Name	Name	Last commit message	Last commit date
parent directory ..
README.md	README.md

Homework 3 (Neural Vocoder)

As always, your code must be based on the provided Project Template. Feel free to choose any of the code branches as a starting point (maybe you will find the main branch easier than the ASR one).

Task

In this homework, you need to implement HiFiGAN vocoder. You are not allowed to use any implementation from the web. The penalty for doing this will be severe.

Use LJSpeech Dataset.

To avoid a mismatch of training and test features you should use the same code for obtaining MelSpectrograms from audio. An example is given below.

Click me

from dataclasses import dataclass

import torch
from torch import nn

import torchaudio

import librosa


@dataclass
class MelSpectrogramConfig:
    sr: int = 22050
    win_length: int = 1024
    hop_length: int = 256
    n_fft: int = 1024
    f_min: int = 0
    f_max: int = 8000
    n_mels: int = 80
    power: float = 1.0

    # value of melspectrograms if we fed a silence into `MelSpectrogram`
    pad_value: float = -11.5129251


class MelSpectrogram(nn.Module):

    def __init__(self, config: MelSpectrogramConfig):
        super(MelSpectrogram, self).__init__()

        self.config = config

        self.mel_spectrogram = torchaudio.transforms.MelSpectrogram(
            sample_rate=config.sr,
            win_length=config.win_length,
            hop_length=config.hop_length,
            n_fft=config.n_fft,
            f_min=config.f_min,
            f_max=config.f_max,
            n_mels=config.n_mels
        )

        # The is no way to set power in constructor in 0.5.0 version.
        self.mel_spectrogram.spectrogram.power = config.power

        # Default `torchaudio` mel basis uses HTK formula. In order to be compatible with WaveGlow
        # we decided to use Slaney one instead (as well as `librosa` does by default).
        mel_basis = librosa.filters.mel(
            sr=config.sr,
            n_fft=config.n_fft,
            n_mels=config.n_mels,
            fmin=config.f_min,
            fmax=config.f_max
        ).T
        self.mel_spectrogram.mel_scale.fb.copy_(torch.tensor(mel_basis))

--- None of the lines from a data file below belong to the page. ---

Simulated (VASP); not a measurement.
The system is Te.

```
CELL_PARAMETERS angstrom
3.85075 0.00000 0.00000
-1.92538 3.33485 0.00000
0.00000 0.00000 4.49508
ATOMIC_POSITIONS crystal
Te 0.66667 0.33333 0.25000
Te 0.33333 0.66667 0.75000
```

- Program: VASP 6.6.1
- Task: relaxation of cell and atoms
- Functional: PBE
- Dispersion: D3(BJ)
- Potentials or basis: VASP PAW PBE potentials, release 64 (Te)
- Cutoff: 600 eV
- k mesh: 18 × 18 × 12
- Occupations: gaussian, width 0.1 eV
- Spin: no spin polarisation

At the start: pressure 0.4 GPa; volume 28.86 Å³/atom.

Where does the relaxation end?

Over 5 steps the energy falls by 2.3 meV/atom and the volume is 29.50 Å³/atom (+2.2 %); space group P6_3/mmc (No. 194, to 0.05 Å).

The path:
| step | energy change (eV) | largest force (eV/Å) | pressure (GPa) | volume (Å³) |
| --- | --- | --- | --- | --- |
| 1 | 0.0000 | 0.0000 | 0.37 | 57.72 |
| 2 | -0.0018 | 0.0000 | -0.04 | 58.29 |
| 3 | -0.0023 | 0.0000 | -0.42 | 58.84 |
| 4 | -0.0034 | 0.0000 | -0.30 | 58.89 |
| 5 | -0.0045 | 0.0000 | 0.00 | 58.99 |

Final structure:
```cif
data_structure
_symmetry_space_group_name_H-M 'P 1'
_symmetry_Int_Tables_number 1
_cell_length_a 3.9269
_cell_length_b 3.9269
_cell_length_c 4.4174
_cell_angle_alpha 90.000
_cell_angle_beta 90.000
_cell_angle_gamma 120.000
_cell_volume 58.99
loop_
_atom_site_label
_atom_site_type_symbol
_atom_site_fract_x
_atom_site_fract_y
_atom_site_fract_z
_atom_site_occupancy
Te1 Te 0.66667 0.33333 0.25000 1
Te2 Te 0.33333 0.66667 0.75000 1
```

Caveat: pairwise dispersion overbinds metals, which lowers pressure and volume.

    def forward(self, audio: torch.Tensor) -> torch.Tensor:
        """
        :param audio: Expected shape is [B, T]
        :return: Shape is [B, n_mels, T']
        """

        mel = self.mel_spectrogram(audio) \
            .clamp_(min=1e-5) \
            .log_()

        return mel

Mandatory requirements

In general, the format of the current homework follows that of the first homework assignment (ASR). You must organize the repository as in the first homework assignment, which is to break up the code into modules and follow the code style.

So, we don't accept homework if any of the following requirements are not satisfied:

The code should be stored in a public github (or gitlab) repository and based on the provided template. (Before the deadline, use a private repo. Make it public after the deadline.)
All the necessary packages should be mentioned in ./requirements.txt or be installed in a dockerfile.
All necessary resources (such as model checkpoints, LMs, and logs) should be downloadable with a script. Mention the script (or lines of code) in the README.md.
You should implement all functions in synthesize.py (for evaluation) so that we can check your assignment (see Testing section).
Basically, your synthesize.py and train.py scripts should run without issues after running all commands in your installation guide. Create a clean env and deploy your lib into a separate directory to check if everything works fine given that you follow your stated installation steps.
You must provide the logs for the training of your final model from the start of the training. We heavily recommend you to use W&B (CometML) Reports feature.
Attach a report that includes:
- Description and result of each experiment.
- How to reproduce your model?
- Attach training logs showing the rate of convergence.
- What worked and what didn't work?
- What were the major challenges?
- Special tasks from the Report section.

Testing

You must add synthesize.py script and a CustomDirDataset Dataset class in src/datasets/ with a proper config in src/configs/. Add additional option to provide a text query to the model via command-line instead of a dataset.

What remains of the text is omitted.